Breaking Down the Back Cut in Basketball

Breaking Down the Back Cut in Basketball

 

A back cut in basketball can be a great tool to help relieve pressure defense, get easy baskets, and help keep the defense honest. It is something that every basketball player should learn how to do, especially if you are used to playing out on the wing. If you don’t use the back cut, the defense can continue to gamble and pressure the wings. This will make it extremely hard to run the offense the right way and get good quality shots.

Several different steps go into reading when to use a back cut and then how to use it. This basketball article will break down those steps for you and provide some video clips to watch. That way, you will see exactly how it looks and what needs to be done to execute this move the correct way.

 

Read the Defense

The first step to the back cut in basketball is reading your defender and the help defense. If your defender is playing off you or on your low side, then the back cut is not open. Also, if a help defender is sitting in the lane, the back cut is not available. You have to evaluate what is going on around you before deciding to use the back cut.

However, if your defender is trying to deny you the ball and the help side defense is cleared out, the back cut is wide open. Once you have made this read, it is time to get into the set up of using the back cut.

 

 

More: Back Door Basketball Plays

 

The Set-Up Before Cutting Backdoor

Before you use any off-ball cut, you need to set up your defender, and the back cut is not any different. There are two big components to setting up your defender on this type of cut. They are a change of pace and change of direction.

You want to start at a slower speed, which will get your defender to relax. As soon as they do, though, you are going to cut hard to the basket.

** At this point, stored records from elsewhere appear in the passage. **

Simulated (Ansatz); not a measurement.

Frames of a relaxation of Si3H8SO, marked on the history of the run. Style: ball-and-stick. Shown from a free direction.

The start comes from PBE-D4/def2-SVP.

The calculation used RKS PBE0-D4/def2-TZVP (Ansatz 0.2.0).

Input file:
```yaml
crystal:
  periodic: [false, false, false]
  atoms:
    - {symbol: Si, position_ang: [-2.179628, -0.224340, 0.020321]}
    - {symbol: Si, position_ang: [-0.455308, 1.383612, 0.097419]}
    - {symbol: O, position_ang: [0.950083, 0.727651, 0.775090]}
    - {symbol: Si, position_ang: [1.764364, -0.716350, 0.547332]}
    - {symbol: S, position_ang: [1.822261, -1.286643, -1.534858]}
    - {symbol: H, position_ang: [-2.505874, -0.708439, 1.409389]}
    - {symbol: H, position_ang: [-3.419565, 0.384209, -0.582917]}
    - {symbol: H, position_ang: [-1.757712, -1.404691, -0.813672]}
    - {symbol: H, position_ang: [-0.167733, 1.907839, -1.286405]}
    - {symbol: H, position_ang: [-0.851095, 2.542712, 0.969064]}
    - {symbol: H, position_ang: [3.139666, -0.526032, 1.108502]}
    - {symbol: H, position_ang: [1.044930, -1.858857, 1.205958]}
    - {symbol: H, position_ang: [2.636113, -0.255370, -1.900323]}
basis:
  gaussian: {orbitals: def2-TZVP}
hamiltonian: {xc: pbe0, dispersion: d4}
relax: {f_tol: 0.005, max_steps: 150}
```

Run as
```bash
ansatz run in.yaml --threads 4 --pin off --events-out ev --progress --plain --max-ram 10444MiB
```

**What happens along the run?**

The second key that I mentioned was a change of direction. You must sell to your defender that you are coming up to receive the ball or down screen. The defender’s instinct will kick in, and they will try to deny the pass. As soon as they jump to your high side, though, you are going to cut backdoor.

 

 

 

Go Get the Ball

A good back door pass is going to lead the cutter to the basket. So it is up to you as the cutter to make sure that you go get the ball and finish. Once you commit to going for the back cut, stick with it. If you pull out of it, you may fake out your passer, and it will end up in a turnover. As you cut, you want to put your lead hand out. This will give the passer a target, and make sure that your hands are out ready to receive the pass. Gather the ball with two hands and look to finish quickly and under control.

 

Making the Backdoor Pass

The passer plays a big part in a successful back door cut in basketball, so just in case you find yourself on the passing end of a back cut, here are a few tips.

  • Don’t stare down your receiver.
  • If it is a bounce pass, make sure that the ball stays low to the ground and away from the defender’s hands.
  • Lead the cutter to the basket.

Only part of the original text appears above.